30 October 2012

Letter No. 6

The last time I travelled abroad, I fell in love with a country. I hadn’t expected to; I’d only expected to have some fun with my family and explore a new place. But Singapore floored me, and it became the backdrop to my daydreams, a vision of the kind of life I wanted for myself.

This time, I went to China, and the love I felt was for another person, and the dream was for a life that could be lived and shared anywhere, hesitant though I am about such dreams.

Sometime ago, Cris told me that he’d follow me anywhere. Instead of feeling happy about this, I wanted to run away. Someone had made me that promise before, but when I’d finally found a place I actually wanted to go, I learned that “anywhere” really just meant “anywhere around here, because he never, ever wants to leave.” It was just one of several fundamental differences that, when I think about it, led to our breakup. But I don’t want to think about that; that’s in the past.

Today, looking back on the near-week I just spent with Cris in Beijing, I’m starting to entertain the idea of grand declarations and impassioned promises again. Maybe we really can go anywhere now, together.

I had a fantastic time. We saw the Forbidden City, the Temple of Heaven, the Great Wall, the Summer Palace, the Bird’s Nest, a handful of manmade lakes, the schools Cris attended, the 798 art district, and a load of intimidating architecture and impressive infrastructure. I had dumplings and lamb chuànr almost every day, and the autumn cold was as thrilling as it was, well, chilling.

Yet to be honest, I’m not entirely sure I would have liked it as much if Cris hadn’t been with me. Don’t get me wrong; all the things I’ve mentioned are well worth the RMB. I’d highly recommend Beijing to anyone looking for a great culture and history trip.

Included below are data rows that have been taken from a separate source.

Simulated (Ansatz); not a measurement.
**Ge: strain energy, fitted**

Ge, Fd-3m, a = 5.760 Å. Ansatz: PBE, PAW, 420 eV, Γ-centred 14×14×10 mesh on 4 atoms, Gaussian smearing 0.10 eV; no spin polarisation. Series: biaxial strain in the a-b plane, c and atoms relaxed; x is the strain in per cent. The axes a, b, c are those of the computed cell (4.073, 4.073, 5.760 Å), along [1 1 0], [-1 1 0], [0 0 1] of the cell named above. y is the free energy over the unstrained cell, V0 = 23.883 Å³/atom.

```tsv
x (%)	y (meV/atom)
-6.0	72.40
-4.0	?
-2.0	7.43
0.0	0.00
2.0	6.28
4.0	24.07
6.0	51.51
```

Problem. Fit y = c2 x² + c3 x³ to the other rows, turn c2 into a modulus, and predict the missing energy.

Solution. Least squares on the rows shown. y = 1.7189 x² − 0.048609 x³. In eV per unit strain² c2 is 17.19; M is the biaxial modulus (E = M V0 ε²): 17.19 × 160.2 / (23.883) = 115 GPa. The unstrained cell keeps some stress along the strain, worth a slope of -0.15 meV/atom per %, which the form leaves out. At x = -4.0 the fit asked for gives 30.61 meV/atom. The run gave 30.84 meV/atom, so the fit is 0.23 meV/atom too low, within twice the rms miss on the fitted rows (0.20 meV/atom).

It’s just that whatever enjoyment I got out of poking around the palaces and climbing up and down Badaling was heightened by the underlying idea that they were parts of a place that Cris loved, and he was sharing them now with me. Even simple bus rides, brief campus walks, stomping through bustling shopping streets, and ducking into dumpling shops not wide enough to spread your arms felt like secret privileges, little peeks into the life he had as a student there, little chances to try and understand him better. I don’t know if I succeeded, only that the need to feel close(r) to him feels stronger now than ever.

Beijing itself, of course, was a great place for this to happen. All over the city, there are banners and posters for a campaign called “Beijing Spirit”, which the posters say is composed of patriotism, innovation, inclusiveness, and virtue. To one longtime expat, the campaign smells of subtle propaganda. But to this tourist, it underscores the awe one feels from that first ride from the airport through modern Beijing, jaw-dropping even in the dead of night after a budget flight, to the end of an eight-hour walk through Qianmen and the Forbidden City with all its bronze dragons, marble staircases, and tantalizing echoes of the emperors’ lives. Beijing smells both of historical greatness and of the promise of great change, and it can get hard to figure out where wanting your life to be part of that promise ends, and where wanting that promise in your life begins.


It’s been a little jarring, maybe sobering, to be back and to go about life as before, to remember to tell the cashier “Thank you,” and not, “Xièxiè,” to swap my thick RFID-equipped yīkǎtōng for the bendy, magnetic LRT cards, and to look out at a skyline not dotted with hipped palace roofs as well as high-rises. I say sobering because, now that the vacation and the subsequent long weekend are over, I’ve had to think hard about what I’m doing and what I need to do next to stay happy where I am. Then, I think of Cris, and I feel worry fade away, and see promise within my reach.

18 October 2012

Letter No. 5

This time tomorrow, I'll be in Beijing. I'll probably be having breakfast in the hostel cafe, listening to Cris plan our day aloud, and trying to get my head around the vastness of the things he's about to show me (“Tiananmen Square is how many hundred Bellarmine Fields?!”). I'll probably be a little groggy and achy already, considering how late our flight will have arrived. And I'll definitely know whether I brought enough clothes for the single-digit dark-hour temperatures.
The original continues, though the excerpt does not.